Coach of American football, born in Norwalk, Ohio, USA. He achieved success at all coaching levels. His Massillon High School teams (193240) won state championships, his 1942 Ohio State University team was voted the national crown, and his professional Cleveland Browns (194662) won seven league titles. In 1968 he founded the Cincinnati Bengals. Extremely innovative, he brought classroom techniques to coaching, including detailed play guides, film study, and intelligence tests.
| Paul Brown | |
|---|---|
| Date of birth | September 7, 1908 |
| Place of birth | Norwalk, OH |
| Date of death | August 5, 1991 |
| Position(s) | Head Coach |
| College | Miami |
| Awards |
1949 Sporting News NFL COY 1951 Sporting News NFL COY 1953 Sporting News NFL COY 1957 UPI NFL COY 1969 UPI NFL COY 1970 UPI NFL COY |
| Honors | Paul Brown Stadium |
| Career Record | 166-100-6 |
|
Championships Won |
1946 AAFC Championship 1947 AAFC Championship 1948 AAFC Championship 1949 AAFC Championship 1950 NFL Championship 1954 NFL Championship 1955 NFL Championship |
| Coaching Stats | DatabaseFootball |
| Team(s) as a coach/administrator | |
|
1946-1962 1968-1975 |
Cleveland Browns Cincinnati Bengals |
| Pro Football Hall of Fame, 1967 | |
Paul Eugene Brown (September 7, 1908 - August 5, 1991) was an athletics coach of American football and a major figure in the development of the National Football League. A seminal figure in football history, Brown is considered the "father of the modern offense," with many claiming that he ranks as one of if not the greatest of football coaches in history.
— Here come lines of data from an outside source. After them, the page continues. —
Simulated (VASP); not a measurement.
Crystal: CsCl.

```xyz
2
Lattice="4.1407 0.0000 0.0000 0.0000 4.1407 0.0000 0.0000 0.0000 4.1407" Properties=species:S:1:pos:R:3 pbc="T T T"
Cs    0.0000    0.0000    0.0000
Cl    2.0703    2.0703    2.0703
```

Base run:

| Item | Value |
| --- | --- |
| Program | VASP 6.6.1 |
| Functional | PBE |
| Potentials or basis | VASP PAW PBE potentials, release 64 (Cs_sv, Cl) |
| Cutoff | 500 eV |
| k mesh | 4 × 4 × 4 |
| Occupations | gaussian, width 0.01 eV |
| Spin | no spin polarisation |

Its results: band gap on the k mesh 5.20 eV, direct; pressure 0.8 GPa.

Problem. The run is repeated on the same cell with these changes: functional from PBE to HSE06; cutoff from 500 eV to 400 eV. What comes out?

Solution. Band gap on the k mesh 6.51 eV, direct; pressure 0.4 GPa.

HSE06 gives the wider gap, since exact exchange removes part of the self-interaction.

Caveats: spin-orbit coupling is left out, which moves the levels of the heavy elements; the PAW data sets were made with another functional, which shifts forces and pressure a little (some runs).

Born in Norwalk, Ohio, Brown's family moved to Massillon when he was nine. Brown graduated from Washington High School in Massillon, Ohio in 1925, having played varsity quarterback in the wake of Harry Stuhldreher.
High school and college coaching career
Enrolling at The Ohio State University as a freshman quarterback, Brown found his 145-pound frame would not stand the rigors of major college football, and transferred to Miami University in Ohio, losing a year of eligibility in the process. Under Coach Chester Pittser, Brown played two years and was named to the All-Ohio small college second team by the AP at the end of the 1928 season.
As his academic credentials indicate, Brown was as much a teacher as he was a coach.
Washington High School Tigers
Tasting success with a 16-1-1 mark in two seasons at Severn, Brown gave up a brief attempt at law school in 1932 to become at age 23 the head football coach of his hometown Massillon Washington High School Tigers.
Brown not only ended that frustrating losing streak, but also won the next six games with McKinley, and an overall total of 58 of the next 60 contests, tying one, and gaining six straight Ohio state high school football championships (1935 through 1940) for Massillon. During this period, Brown's achievements also helped build a new stadium for the high school that seated 20,000 people, and drew crowds that surpassed every football program in Ohio except The Ohio State University.
Brown had achieved this success by implementing a system at Massillon based on techniques developed by Dr. John B. Sutherland had played professional football for the pioneer Massillon Tigers club when Brown was a boy and had gone on to success as a coach. Brown planned every phase of his program, detailing practice schedules, assigning assistant coaches (which he dubbed "position coaches") specific duties, and installing his entire system in Massillon's junior high schools so that players would already know his system when they reached high school.
Ohio State Buckeyes
With avid support from influential groups including the Ohio High School Football Coaches Association and future Purdue University head coach Jack Mollenkopf of Toledo Waite High School, Brown moved into the college ranks by becoming head coach of the Ohio State Buckeyes on January 14, 1941.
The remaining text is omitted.